RUCSS as a SaaS Solution
Processing page resources and generating used CSS is resource-intensive. Performing these tasks directly on customer websites can slow them down and may not be feasible on all servers and hostings. Therefore, some of WP Rocket’s most advanced features, such as Removed Unused CSS, are powered by our SaaS. Those optimizations are performed on our servers upon requests from the WP Rocket plugin, and the results are then applied to websites automatically. This approach has some great benefits for customers:
- Perform resource-intensive optimization and reduce the load on user’s servers.
- Deliver enhancements as soon as possible and rapidly tackle feedback.
- Proactively observe and fix issues and errors without waiting for a support ticket.
- Ensure all users benefit from the latest versions without any client-side update.
- Iterate quickly and deploy improvements without needing to update the WP Rocket plugin.
What Does it Look Like Behind the Scenes?
WP Rocket SaaS is visiting and optimizing up to 20k pages per minute, processing their CSS and above-the-fold images! To do so, we are constantly operating thousands of web browsers across ~40 different servers to serve all our user requests within 2 minutes. To achieve this, our team is leveraging state-of-the-art technologies including NodeJS, Django, Redis, CockroachDB & Kubernetes and operating them with group.One teams.

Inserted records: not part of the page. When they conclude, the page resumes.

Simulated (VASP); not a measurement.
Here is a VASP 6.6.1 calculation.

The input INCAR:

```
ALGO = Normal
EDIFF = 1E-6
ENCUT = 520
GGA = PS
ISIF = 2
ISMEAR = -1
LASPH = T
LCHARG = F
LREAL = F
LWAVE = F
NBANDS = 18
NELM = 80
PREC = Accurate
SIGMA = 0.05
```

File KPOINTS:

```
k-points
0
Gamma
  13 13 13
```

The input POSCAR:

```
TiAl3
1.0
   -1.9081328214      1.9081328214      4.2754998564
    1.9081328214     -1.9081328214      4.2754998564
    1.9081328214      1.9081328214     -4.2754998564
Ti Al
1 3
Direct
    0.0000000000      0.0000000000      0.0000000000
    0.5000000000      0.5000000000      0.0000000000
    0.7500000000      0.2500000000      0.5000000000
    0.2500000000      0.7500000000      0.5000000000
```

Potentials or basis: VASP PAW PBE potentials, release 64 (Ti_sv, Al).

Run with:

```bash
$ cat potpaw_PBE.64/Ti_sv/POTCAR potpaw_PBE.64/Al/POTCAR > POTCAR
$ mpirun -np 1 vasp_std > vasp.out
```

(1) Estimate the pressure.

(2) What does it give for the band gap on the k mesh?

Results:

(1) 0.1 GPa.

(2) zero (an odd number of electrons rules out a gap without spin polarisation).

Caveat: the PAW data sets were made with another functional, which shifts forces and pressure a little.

The Key Technical Challenges
1. Collecting Page Resources
We extensively use Puppeteer, a Node library that provides a high-level API to control headless Chrome or Chromium browsers. This tool is essential for our resource collection strategy thanks to its ability to render web pages just like a real user would, ensuring that all dynamic elements are captured. It offers many powerful features that we rely on to optimize the process, such as viewport size control, request interceptions, and so on.
2. Processing Page Resources
Since WordPress themes and plugins utilize a wide variety of CSS and JavaScript, we needed a robust solution to process these files.
After testing many methods to process the page resources, such as Webpack, PostCSS, and CleanCSS, we finally decided to fork and maintain our own customized JavaScript library to better suit our specific requirements. This includes handling edge cases, nested CSS rules, and syntax problems found in numerous WordPress themes and plugins to ensure the optimization can be performed reliably for all our users.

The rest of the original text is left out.